The solution: Communicate only what is necessary to get the point across – and eave your personal sentiments or feelings out of it. Try to be accommodative of the other’s viewpoint, and in case you still need to work it out, do it one to one, to avoid making a spectacle of the other person’s beliefs.[6]

Gender Barrier

Finally, it’s about Men from Mars and Women from Venus. Sometimes, men don’t understand women and women don’t get men – and this gender gap throws barriers in communication. Women tend to take conflict to their graves, literally, while men can move on instantly. Women rely on intuition, men on logic – so inherently, gender becomes a big block in successful communication.[7]

The problem: A male boss may inadvertently rub his female subordinates the wrong way with anti-feminism innuendoes, or even have problems with women taking too many family leaves. Similarly, women sometimes let their emotions get the better of them, something a male audience can’t relate to.
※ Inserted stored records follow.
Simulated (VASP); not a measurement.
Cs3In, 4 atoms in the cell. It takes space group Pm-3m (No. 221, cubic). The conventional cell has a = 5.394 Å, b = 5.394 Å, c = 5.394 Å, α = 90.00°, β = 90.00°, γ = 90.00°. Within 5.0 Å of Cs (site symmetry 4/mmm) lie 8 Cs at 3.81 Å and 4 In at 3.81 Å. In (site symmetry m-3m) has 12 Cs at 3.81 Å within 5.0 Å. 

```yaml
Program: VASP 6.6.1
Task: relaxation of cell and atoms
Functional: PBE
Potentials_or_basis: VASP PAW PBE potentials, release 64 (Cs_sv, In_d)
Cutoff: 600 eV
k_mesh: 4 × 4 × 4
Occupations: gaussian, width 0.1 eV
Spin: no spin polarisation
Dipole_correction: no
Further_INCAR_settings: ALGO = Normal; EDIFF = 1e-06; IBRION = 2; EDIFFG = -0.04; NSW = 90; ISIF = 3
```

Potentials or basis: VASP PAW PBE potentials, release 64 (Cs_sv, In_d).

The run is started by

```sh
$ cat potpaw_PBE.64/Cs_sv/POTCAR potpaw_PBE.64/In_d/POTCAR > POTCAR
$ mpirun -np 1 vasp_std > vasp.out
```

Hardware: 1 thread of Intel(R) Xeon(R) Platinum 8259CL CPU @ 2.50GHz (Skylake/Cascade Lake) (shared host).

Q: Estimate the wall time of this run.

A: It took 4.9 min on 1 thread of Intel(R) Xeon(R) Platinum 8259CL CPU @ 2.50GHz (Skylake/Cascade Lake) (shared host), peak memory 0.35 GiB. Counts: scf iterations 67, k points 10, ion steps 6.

The solution: Talk to people like people – don’t think or classify them into genders and then talk accordingly. Don’t make comments or innuendos that are gender biased – you don’t have to come across as an MCP or as a bra-burning feminist either. Keep gender out of it.

And remember, the key to successful communication is simply being open, making eye contact and smiling intermittently. The battle is usually half won when you say what you mean in simple, straightforward words and keep your emotions out of it.